Student Course Ratings Go Online -- UW Posts Data At New Web Site
At the urging of its students, the University of Washington has created a site on the Internet where anyone can find student opinions on thousands of courses - and how well the professors teach them.
That means anyone in the world can see, for example, that Professor Ernst Behler received extremely high ratings in his comparative-literature course - and that a number of other professors don't fare so well, some scoring as low as 2 on a 5-point scale.
With a little digging, it's obvious that in several of the UW's large introductory-math lectures, the textbook is considered only slightly better than fair, while the course content in large psychology lectures receives good or very-good ratings.
So far more than 3,000 courses from fall quarter are evaluated in the online catalog, which eventually will contain ratings for about 8,000 courses a year.
Such data have been available for decades but have not been easily accessible. Now the data will be almost instantly available to anyone with access to the Internet.
The site has been in the works for three years. The Associated Students of the University of Washington pushed for the site and paid to have it developed.
The evaluations are intended to give faculty members feedback to help improve their teaching, to be used in decisions about faculty promotions and tenure, and to help students make decisions about which courses to take.

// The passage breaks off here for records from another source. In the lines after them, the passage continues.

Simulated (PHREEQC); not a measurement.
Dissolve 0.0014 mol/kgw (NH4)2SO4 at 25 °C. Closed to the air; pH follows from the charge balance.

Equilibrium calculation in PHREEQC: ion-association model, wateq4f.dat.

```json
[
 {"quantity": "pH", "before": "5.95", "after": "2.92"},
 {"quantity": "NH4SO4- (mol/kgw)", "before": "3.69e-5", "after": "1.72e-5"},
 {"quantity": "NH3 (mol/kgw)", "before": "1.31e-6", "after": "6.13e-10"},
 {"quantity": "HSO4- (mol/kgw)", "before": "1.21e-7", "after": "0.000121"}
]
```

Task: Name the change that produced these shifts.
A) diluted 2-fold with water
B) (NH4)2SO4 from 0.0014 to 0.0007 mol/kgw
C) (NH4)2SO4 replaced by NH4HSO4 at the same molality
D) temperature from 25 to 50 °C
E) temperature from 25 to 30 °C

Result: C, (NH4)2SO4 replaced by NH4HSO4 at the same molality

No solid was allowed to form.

Students think the service will be especially valuable if faculty members pass a proposal on dropping classes.
Now, students can stay as long as seven weeks before dropping a 10-week class. The proposal would limit most drops to about two weeks so other students could take high-demand courses.
Ratings on a variety of questions range from a high of 5, for excellent, to zero, for very poor. Questions are about the course content, the instructor's contribution and effectiveness, the amount learned and grading techniques.
Most courses receive median ratings in the "good" to "very good" range.
Sporadically over the years, the ratings have been published in a catalog, but it was expensive to produce and not widely distributed. Students also could go to the Office of Educational Assessment and pay $1 per evaluation. The Web provides a far more economical, speedy way to release the information.
The UW also hopes to make course syllabuses and professors' teaching philosophies available on the Web.
The evaluation form also includes open-ended written comments, but the university does not consider those comments public information and releases them only to teachers.
Though the faculty council on instructional quality has blessed the publishing of the evaluations on the Internet, it's still expected to be controversial. Some faculty members think the information should be private; others think student ratings are largely a popularity contest.
Miceal Vaughan, associate professor of English and comparative literature, said he has no objections to publishing evaluations of his courses on the Internet. "I'm an employee of the public," he said.
At the same time, he said he would prefer not to have his entire reputation as a teacher based on those student evaluations, which aren't necessarily always reliable.
"I'm sure some faculty will think this is another push toward grade inflation," said Gerald Gillmore, director of the Office of Educational Assessment.